Since opening just over a year-and-a-half ago Belfast restaurant OX has wowed diners with its focus on seasonal produce and making the humble vegetable the star of the plate. Now owners, chef Stephen Toman and sommelier Alain Kerloc'h, are looking to enhance the dining experience for its customers with the launch of OX Cave.
Kitted out by Belfast design firm Oscar&Oscar, who did the main dining room, OX Cave is an extension to the Oxford Street restaurant.
Fitted with a bar, it allows customers to have an aperitif or a wee nip at the end of the evening.
Due to be open around mid-November, OX Cave was borne out of a desire to give customers who arrive early somewhere to relax while they wait for their table.
As Mr Toman and Mr Kerloc'h explain, initially they had identified upstairs in the restaurant as an area customers could wait, but as it became more popular this was no longer an option. Mr Toman said: "OX Cave is just to complement the restaurant. It's just to enhance the OX experience.
"We had upstairs as more of a gathering/waiting area for people to come downstairs, but at the weekends more and more people are requesting upstairs for a larger group.
"So we're going to use next door as what that was purposed for."
Since opening in March last year, OX has hardly had a bad word said about it and garnered much critical acclaim, but the owners are not letting that go to their heads.
Still, the trophy cabinet is weighed down. The Oxford Street venue was named the best restaurant in Ulster in an Ireland-wide round-up of the creme de la creme in August.
Stephen Toman was given the gong for best chef in Ulster - and the restaurant was also given a commendation in the best restaurant in Ireland category. The top award in the Food & Wine Magazine competition went to record six-times winner Chapter One in Dublin's Parnell Square.
The men of OX said they aren't taking success for granted.
"It's great to hear support from people at that level [critics], but our aim is to just keep the customers happy, keep our staff and ourselves motivated, and just enjoy what we do. Every day just push ourselves as hard as we can," Mr Toman said.
Mr Kerloc'h said there were always refinements to be made in improving the business: "I think there is always progress to be made. It's a restaurant, it's not a place you just open and say, ok that's it we've done it, let's keep it like this."
"Our craft is about progressing, it's about evolving, and not standing still."
But it's clear that a big part of their success is down to an unflinching attention to detail to make sure every diner gets as enjoyable an experience as possible.
Mr Toman said: "I think a lot of the success is down to Alain and myself being here every service. I've designed that kitchen so there isn't a plate of food that goes out that I don't see. And the way this restaurant is designed there isn't a table that comes in that Alain isn't at the table throughout the night. So if I miss it Alain will catch it, and if Alain misses it I'll catch it. So we're bouncing off each other."

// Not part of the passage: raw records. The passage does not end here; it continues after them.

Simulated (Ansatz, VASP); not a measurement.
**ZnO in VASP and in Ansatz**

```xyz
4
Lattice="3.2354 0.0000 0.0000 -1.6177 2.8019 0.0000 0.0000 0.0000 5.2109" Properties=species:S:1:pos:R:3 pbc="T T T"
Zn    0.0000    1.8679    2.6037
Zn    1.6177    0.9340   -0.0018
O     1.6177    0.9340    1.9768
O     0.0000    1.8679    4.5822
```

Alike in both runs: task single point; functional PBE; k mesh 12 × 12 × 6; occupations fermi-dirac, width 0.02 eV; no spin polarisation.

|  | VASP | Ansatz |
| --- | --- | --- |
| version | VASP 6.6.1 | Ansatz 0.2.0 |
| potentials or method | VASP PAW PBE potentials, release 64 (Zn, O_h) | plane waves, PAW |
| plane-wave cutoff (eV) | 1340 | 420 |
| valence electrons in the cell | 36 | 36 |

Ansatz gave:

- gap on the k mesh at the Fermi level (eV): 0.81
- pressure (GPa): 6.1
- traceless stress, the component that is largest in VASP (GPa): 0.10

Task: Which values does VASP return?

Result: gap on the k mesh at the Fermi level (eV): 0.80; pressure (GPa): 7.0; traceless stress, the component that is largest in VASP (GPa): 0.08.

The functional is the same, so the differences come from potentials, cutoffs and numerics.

The support from their customers has played a huge role in keeping them motivated, reassuring them they are on the right path.
Mr Kerloc'h said: "We have a lot of repeat customers, it's great when they tell us, 'we've been coming for 18 months and we are still excited to come here'."
Mr Toman added: "Just hearing customers say, 'we've been with you on the journey and see you going from strength to strength', and we know we're doing something right."